Charles Sansbury

Sculptor and Artist

Chaarles Sansbury at Work

Charles Sansbury was a respected sculptor and artist based in the North-East of England. He was born in Watford in 1916, and by the time he was in his teens, painting was already an important part of his life.In 1943, under the Emergency Teacher scheme, he trained as an Art and Craft Teacher at Shoreditch Training College and taught in schools for fourteen years.

In 1957 he was granted leave of absence from Bedlington Grammar School and went to Kings College, Durham to read for a B.A. in Fine Art. Here he came under the influence of Victor Pasmore, who was then Master of Painting.Following a year of general art studies he concentrated on sculpture and began to work in metal. He learnt to weld and Swinneys Engineering Works in Morpeth, in order to make an armature for a large clay figure.

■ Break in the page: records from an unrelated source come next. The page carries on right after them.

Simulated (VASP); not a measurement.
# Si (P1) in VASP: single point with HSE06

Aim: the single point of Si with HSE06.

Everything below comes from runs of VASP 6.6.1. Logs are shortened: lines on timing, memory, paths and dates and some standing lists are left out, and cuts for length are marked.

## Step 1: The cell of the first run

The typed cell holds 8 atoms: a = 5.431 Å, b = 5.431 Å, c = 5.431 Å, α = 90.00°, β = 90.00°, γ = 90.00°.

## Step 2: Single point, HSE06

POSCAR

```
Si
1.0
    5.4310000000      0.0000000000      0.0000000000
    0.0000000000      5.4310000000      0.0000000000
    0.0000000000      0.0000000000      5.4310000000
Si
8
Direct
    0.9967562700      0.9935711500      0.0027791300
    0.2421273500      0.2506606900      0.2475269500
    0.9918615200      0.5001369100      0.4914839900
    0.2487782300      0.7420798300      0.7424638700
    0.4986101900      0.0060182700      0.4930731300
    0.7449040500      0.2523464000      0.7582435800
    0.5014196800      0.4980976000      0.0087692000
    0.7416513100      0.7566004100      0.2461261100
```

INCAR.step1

Whilst working there he found inspiration in the scrap metal bins. He became fascinated with assembling such material into new and evocative forms.

He found that his pieces of sculpture grew in unpredictable ways: some were variations on others, whilst some started simply from an enthusiasm for the shape of a piece of discarded metal. As his technique improved he began to cut and form his own shapes and was thus able to dictate to the material.

After he finished his degree he became a lecturer at Lincoln Diocesan Training College, now known as Bishop Grosseteste College, and whilst he was there designed the gates for the main entrance to the College. He also began work on a commission from Newcastle City Council for 480 unique miniature metal sculptures for the lift doors of the new Civic Centre.In 1964 he moved back to the north of England to work at Northumberland College of Education in Ponteland. He moved to Allendale where he had a large workshop at the back of his home. The following year he was again commissioned by Newcastle City Council, this time to make seven rise and fall portcullis screens, and later, to make a series of gas flambeaux for the main entrance area.

These commissions were followed by others in various parts of the country, but as well as doing his own work he wanted to create work for local people. For several years he ran a small workshop, ‘Mithras’ in his studio as well as a craft shop next door. Many of the small mild steel pieces made in the workshop were sold in the shop. His own, domestic sized sculptures were bought by people from many parts of the country.He exhibited in various galleries including; Lincoln Theatre Royal, the Moot Hall in Hexham the Caloustie Gulbenkian Gallery in Newcastle as well as the Art Galleries at Middlesborough and Billingham.